Mentor’ comment-
- The introduction must highlight the circumstances that led to the introduction of Ryotwari which was supposed to be better than the Zamindari system.
- The body should clearly highlight how the Ryotwari Settlement seemed fair and practical on paper but the devil was in its implementation. All the drawbacks of the settlement must be clearly stated with supporting data. The impact it caused
upon peasants in areas it was introduced must also written. The flaw in the logic and its implementation must be brought out. The Ryotwari vis-a-vis zamindari must also be explored. For representation purpose, draw maps highlighting regions where zamindari and Ryotwari was introduced in India. - The conclusion must bring out the steps taken by the government to improve the conditions of the Ryotwari areas.
Please check
Hi Geetanjali
Try to finish your answer in maximum two pages, adhere to word limit.
Good introduction.
You have met the demand of the question in a decent manner.
Use of map diagram is appreciable.
Good conclusion.
Content wise good attempt.
Work on presentation, underline keywords.
Avoid using unnecessary capital alphabets in between of a sentence.
Keep working hard.
Pls review
Can u help me in how to upload answer sheets
Hi Arun
Good introduction but rephrase it, there are grammatical errors.
Work on headings, instead of writing ‘it’, mention the proper issue.
Body of the answer has decent content but need to work on conclusion, the conclusion must bring out the steps taken by the government to improve the conditions of the Ryotwari areas.
Try to add diverse points in your answer to fetch better marks.
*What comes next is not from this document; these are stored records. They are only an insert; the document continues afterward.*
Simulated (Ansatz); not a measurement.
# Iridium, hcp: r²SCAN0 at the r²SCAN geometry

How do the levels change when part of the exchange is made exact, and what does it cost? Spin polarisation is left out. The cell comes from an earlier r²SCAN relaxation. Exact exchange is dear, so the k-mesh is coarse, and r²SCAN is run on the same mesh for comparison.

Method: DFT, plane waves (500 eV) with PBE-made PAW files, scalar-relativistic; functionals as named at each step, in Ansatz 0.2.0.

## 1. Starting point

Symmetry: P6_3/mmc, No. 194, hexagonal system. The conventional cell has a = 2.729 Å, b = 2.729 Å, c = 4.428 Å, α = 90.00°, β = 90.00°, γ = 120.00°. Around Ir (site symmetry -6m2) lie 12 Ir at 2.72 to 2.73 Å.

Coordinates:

Use subheadings also if possible.
Avoid grammatical errors.
Keep writing.
Please evaluate my answer.
Hi Yashwant
First thing, work on your handwriting, write neat and legible.
Content wise good attempt but need to work on few things.
Leave proper space between the lines and the paragraphs.
Refrain from monotony, use headings and subheadings .
Avoid grammatical and spelling errors.
Work on sentence formation, many of your sentences need to be rephrased.
Do not get demoralised by the marks, keep writing, you will succeed.